Joint Tenancy: A Double-Edged Sword
Be wary of the "simple fixes"!
There are many ways to own your assets. When you die, it is only natural that you want your family to share in the bounty of your hard work. As a way to simplify the transfer process and avoid probate, you may be tempted to add a child or other relative to the deed or bank account utilizing the ownership type of joint tenancy with the right of survivorship (JTwROS). While this type of ownership delivers a lot of potential benefits, it may also be masking some dangerous pitfalls.
Under JTwROS, when one owner dies, the other owner(s) inherit the deceased owner’s share of the property proportionately. Its benefits are specific: ownership is transferred automatically without entering probate. Because the property is transferred outside of probate, it is possible to keep this inheritance out of the clutches of creditors of your estate. On the surface, this seems like a smart way to streamline the inheritance process, sidestep creditor baggage, and bureaucratic charges. But the risks may outweigh the benefits.
You May Pay the Price
One of the main problems with JTwROS is that when you enter into this kind of agreement, you open yourself up to additional liability. When you agree to a JTwROS, you put your assets on the hook for the other owners’ creditors, ex-spouses, and flights of fancy.

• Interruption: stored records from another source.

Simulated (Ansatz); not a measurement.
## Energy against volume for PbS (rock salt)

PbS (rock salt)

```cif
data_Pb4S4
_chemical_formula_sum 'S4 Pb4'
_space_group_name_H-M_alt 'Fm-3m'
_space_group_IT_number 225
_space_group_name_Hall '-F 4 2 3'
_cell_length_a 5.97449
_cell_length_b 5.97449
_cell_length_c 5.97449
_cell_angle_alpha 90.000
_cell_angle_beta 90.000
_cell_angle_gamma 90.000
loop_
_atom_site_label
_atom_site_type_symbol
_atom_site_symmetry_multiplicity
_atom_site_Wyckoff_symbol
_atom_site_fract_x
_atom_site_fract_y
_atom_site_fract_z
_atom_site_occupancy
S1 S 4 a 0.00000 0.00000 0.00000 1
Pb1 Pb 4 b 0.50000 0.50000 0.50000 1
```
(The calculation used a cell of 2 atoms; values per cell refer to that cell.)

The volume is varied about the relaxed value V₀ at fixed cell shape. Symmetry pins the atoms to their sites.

Another problem with JTwROS, as it relates to real estate, is that there are now multiple owners of the property. You must now get the approval of the other owners if you would like to mortgage, refinance, transfer, or sell the property. It does not matter if you are the only one who is occupying the property or paying the expenses, by adding additional people as owners, you are giving away control.
With respect to any bank accounts, once you add an additional owner, that individual, as an owner, has the right to go to the bank and withdraw whatever money is in the account. The bank is merely going to make sure that the individual is listed on the account and will freely turn over your money to him or her. If a joint owner’s creditor serves the bank with a garnishment order, they can also seize the money in the account, even if the joint owner was only added to help avoid probate.
Disinheriting Loved Ones
While JTwROS can have some impacts on you, it can also disrupt your estate plans because instead of property getting handed down, it is handed over. For example, if someone with children remarries and a new spouse is added to the deed as a joint tenant, the new spouse will inherit the property, not the kids or grandkids. Because there’s a new spouse involved, the new spouse’s family will then be the ones to inherit upon his or her death, leaving the whole ‘branch’ of the original family may be disinherited—and not always intentionally!
Your Joint Tenant Could Pay the Price
Very often, as a way of avoiding probate, some property owners add a child or other beneficiary to their deed as a joint tenant. Be wary of simple fixes! Depending on where you live and when you add the joint tenant to your deed, the surviving joint tenant (child or beneficiary) can have a very expensive surprise in capital gains taxes when they decide to sell the property. That is because, at death, your beneficiary inherits your property at the "value at time of death." This is known as a "stepped-up basis". But, if you added the joint tenant well after you purchased the property, it is possible for them to lose the stepped-up basis and have to pay taxes on the gain between the sale of the property and the "original" purchase price. That could be a tax in the ten of thousands of dollars, presumably not what you intended.
Questions? Schedule a Discovery Session
Although there are some advantages to a JTwROS, do not let simplicity or speed be your only measures. Click here to schedule a complimentary Discovery Session. so we can discuss all of your options and work toward tailoring a solution to fit your needs.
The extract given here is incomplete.